Practice #2: Blend Profit with Purpose
Until recently, large companies, private foundations, and wealthy individuals typically avoided mixing business with charity, while the recipients of charity saw philanthropy as their only source of potential revenue. But some of the world’s leading corporations are finding that they can do more good through their core business activities than through their philanthropy or corporate social responsibility programs. Foundations are even finding ways to invest their endowments that yield market-rate returns while furthering their social objectives. Across both the nonprofit and for-profit sectors, catalytic philanthropists are learning to tap into the power of business as an engine for advancing the greater good.
Practice #3. Forge Nonprofit Peer Networks
Instead of focusing on a few grantees, donors are in a unique position to see needs across entire fields and build alliances and foster collaboration between nonprofits that otherwise would be locked in a competitive cycle pursuing independent strategies as they vie for scarce resources. It’s popular today for funders to say they “partner” with their grantees, and almost every donor participates in some form of information-sharing and cooperative behavior. But what these congenial convenings lack is the force of mutual accountability that comes when funders and nonprofits alike hold themselves and each other responsible for larger outcomes they seek to achieve, and funders “give power away” by sublimating their own ideas to the goals of the larger network. Catalytic donors understand the power of collective impact: They see the forest despite the trees.
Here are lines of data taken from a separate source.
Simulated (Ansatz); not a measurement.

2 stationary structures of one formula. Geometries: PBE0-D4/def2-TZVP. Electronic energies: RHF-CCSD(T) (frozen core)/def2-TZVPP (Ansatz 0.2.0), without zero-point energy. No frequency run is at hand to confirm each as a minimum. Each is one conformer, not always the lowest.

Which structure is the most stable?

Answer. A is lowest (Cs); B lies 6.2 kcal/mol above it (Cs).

Practice #4: Empower Individuals
Listening to stakeholders turns out to be a powerful vehicle for change – not only because of the ideas that emerge, but because it helps people figure out answers for themselves. Catalytic donors don’t just treat individual community members as “recipients of charity.” They instead view individuals as essential participants in the process of solving the problem for themselves. They solicit individuals for ideas and involve them in campaigns to build political will, organizing them on the ground to create change at the neighborhood, regional, national or global level.
Practice #5: Lead Adaptively
To work effectively across all sectors of society—government, business, nonprofit and individuals—catalytic donors must learn a rare, critical leadership skill: The ability to perceive changes and opportunities in their environments orchestrate— and subtly but persistently—the activities of key players to advance their causes. The key to success is rooted neither in donor personalities nor in the fact that donors hold the purse-strings. Catalytic donors are inordinately influential—not because they hold the formal authority afforded to elected officials or the CEOs of foundations and corporations—but because they are adaptive leaders.
Practice #6: Learn to Create Change
Catalytic donors are obsessed with measuring and evaluating their own performance—as well as the effectiveness of their grantees. This sets them apart from most donors, who rarely bother to invest in evaluations, let alone read the year-end reports their grantees submit. But catalytic donors don’t conduct “evaluations” in the conventional sense of the term. They are less interested in receiving reports on past progress and more interested in building systems that enable them and their grantees to learn about what’s working and what needs to be fixed in real time in order to advance a cause. As a result, they build learning organizations.